Let $N$ be an integer. Let us consider a Laurent polynomial in $q$ given by $\sum_{s=N}^{M} \gamma_s q^s$. Then consider the expression $(\sum_{s=N}^{M} \gamma_s q^s) \times \sum_{i=0}^{\infty}q^i$.
Then I'm unable to see why for $d \geq M-N$, the coefficient of $q^d$ is $\sum_{s=N}^{M} \gamma_s$ (which is asserted in a literature)?
I'm not sure if I'm allowed to distribute individual terms.

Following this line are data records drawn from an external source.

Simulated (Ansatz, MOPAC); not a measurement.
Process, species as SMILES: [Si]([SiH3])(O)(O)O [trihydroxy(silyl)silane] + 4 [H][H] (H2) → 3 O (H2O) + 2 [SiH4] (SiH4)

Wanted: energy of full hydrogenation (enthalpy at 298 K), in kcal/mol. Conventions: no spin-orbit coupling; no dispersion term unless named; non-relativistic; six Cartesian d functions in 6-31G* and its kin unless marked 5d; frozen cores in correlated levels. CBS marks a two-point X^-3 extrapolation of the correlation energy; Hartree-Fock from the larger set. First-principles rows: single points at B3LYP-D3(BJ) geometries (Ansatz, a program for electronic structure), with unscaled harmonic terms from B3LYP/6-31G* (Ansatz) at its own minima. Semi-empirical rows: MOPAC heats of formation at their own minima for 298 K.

Any suggestion or remark is highly valued
It seems the condition on $d$ needs to be revised somewhat. In the following we use the coefficient of operator $[q^k]$ to denote the coefficient of $q^k$ of a series. Given the Laurent polynomial \begin{align*} \sum_{s=N}^{M} \gamma_s q^s \end{align*} we have $M\geq N$. We write the condition $d\geq M-N$ as \begin{align*} \color{blue}{d=M-N+e}\tag{1} \end{align*} with $e$ a non-negative integer.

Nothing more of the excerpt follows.